QUICK TAKES | news & newsmaking broken down, with added nutrients

Examining Split Hairs In a Disaster

There’s some fancy footwork going on, but the New York Times doesn’t seem willing to deal with it head on. Let’s consider a short section of an article on the New York Times’ website, headlined U.S. Plans ‘for Worst’ in Gulf, Seeing Risk in Leak Strategy. The section deals with BP’s culpability:

Mr. Dudley denied that BP, the British oil company, had cut corners in drilling the original well. He shrugged off a report Sunday in The New York Times that said that as far back as last June BP engineers expressed concern that the metal casing the company wanted to use might collapse under pressure.

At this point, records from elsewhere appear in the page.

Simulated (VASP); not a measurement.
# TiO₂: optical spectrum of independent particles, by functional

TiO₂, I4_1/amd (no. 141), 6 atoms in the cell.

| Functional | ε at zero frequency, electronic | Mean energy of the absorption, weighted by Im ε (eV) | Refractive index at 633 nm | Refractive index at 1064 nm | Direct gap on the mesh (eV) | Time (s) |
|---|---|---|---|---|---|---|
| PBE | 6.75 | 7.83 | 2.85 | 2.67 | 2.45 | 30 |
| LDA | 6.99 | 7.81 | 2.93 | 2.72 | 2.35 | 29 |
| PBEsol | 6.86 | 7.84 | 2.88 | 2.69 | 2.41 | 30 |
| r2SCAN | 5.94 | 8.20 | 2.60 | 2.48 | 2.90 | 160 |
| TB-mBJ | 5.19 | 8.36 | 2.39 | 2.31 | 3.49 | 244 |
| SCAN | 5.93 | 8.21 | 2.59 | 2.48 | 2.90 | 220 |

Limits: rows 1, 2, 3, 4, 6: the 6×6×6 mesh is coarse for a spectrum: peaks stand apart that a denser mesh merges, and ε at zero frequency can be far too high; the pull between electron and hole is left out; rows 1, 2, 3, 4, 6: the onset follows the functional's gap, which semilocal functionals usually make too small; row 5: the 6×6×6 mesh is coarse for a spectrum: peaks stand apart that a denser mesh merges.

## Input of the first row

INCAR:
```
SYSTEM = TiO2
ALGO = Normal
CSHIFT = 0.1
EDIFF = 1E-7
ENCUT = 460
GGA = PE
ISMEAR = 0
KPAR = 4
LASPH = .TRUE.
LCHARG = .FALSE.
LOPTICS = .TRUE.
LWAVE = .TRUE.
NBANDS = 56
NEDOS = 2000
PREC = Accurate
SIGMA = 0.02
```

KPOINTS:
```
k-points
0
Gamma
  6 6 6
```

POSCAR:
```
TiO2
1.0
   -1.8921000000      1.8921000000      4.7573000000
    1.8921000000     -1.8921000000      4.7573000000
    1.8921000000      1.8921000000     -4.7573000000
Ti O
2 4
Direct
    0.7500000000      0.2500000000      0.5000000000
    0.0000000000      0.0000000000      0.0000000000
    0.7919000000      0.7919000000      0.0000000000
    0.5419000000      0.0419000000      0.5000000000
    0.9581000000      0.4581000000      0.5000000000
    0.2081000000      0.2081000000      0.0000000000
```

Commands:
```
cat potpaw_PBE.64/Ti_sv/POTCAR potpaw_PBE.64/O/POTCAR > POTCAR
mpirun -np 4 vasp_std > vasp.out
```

“The casing designs that are used in the Gulf of Mexico, we’ve used those in other places,” he said. “I think those are statements that an investigation needs to go through and look at. Cutting corners is not the way I describe how we do our business.”

Right on its face, several questions (and answers) present themselves:

  • (1) Did BP’s managing director, Robert Dudley, as the Times summarizes, “den[y] that BP..had cut corners”? Actually not. What he said was that “cutting corners is not the way I describe how we do business.” That might sound like splitting hairs, but with liability like BP faces, splitting hairs is about everything. He didn’t actually deny that the company had cut corners. He simply said that he doesn’t describe that as a company policy. But then, what company actually announces that it cuts corners? So, what he said was technically true, while meaning nothing.
  • (2) Did Dudley directly dispute the claim, paraphrased by the Times, that “as far back as last June BP engineers expressed concern that the metal casing….might collapse under pressure?” Nope. He simply noted that the company had used the same casing designs elsewhere. But that in no way disputes that the engineers registered their doubts—about using that casing in that particular location at that depth.

The very nature of his statements is misleading. And that needs to be pointed out, explicitly, to the public.

  • http://welcome-to-pottersville2.blogspot.com Suzan

    Thanks for all you do, Russ.

    Hope you don’t mind that I’m publishing most of this essay (with full credit to you by a link, of course) because you make this case better than anyone right now.

    S

  • http://www.jcrows.com J. Crow

    Black Swan V1.1_BP chief Tony Hayward sold shares weeks before oil spill_(just a coincidence)_http://bit.ly/ahXzSf

    Black Swan V 1.0_Goldman Sachs Dumps 44% of it’s BP Stock Weeks before Oil Rig Disaster_http://bit.ly/anJHxK

  • Cal

    Ah, Mr. Crow! Seems there were some mighty powerful premonitions occuring to certain well-heeled folks at juuuust the right time. Good thing for them they got out when they did. I’m sure when the smoke clears they’ll buy their newly-devalued shares back and watch them soar once again, as future BP execs turn their backs on the US in revenge for the costly slap on the wrist they just got from today’s crop of congressional enablers and sell their ever-so-valuable product to developing countries who are not as keen to hamstring their struggling economies with anti-climate-change regulations as our feds seem to be. Could this go down in history as one of the biggest and shadiest short-sell deals in human history? Actually, I wouldn’t put that or anything else past this gang of legalized criminals. For me, this whole thing smacked of false flagginess from the get go. It wouldn’t surprise me to find out (years and years after all the perps have slithered away from the wreckage with their pockets stuffed with greasy greenbacks) that this whole thing was deliberately executed to create another “crisis” by which to further expand the power of the US FedGov.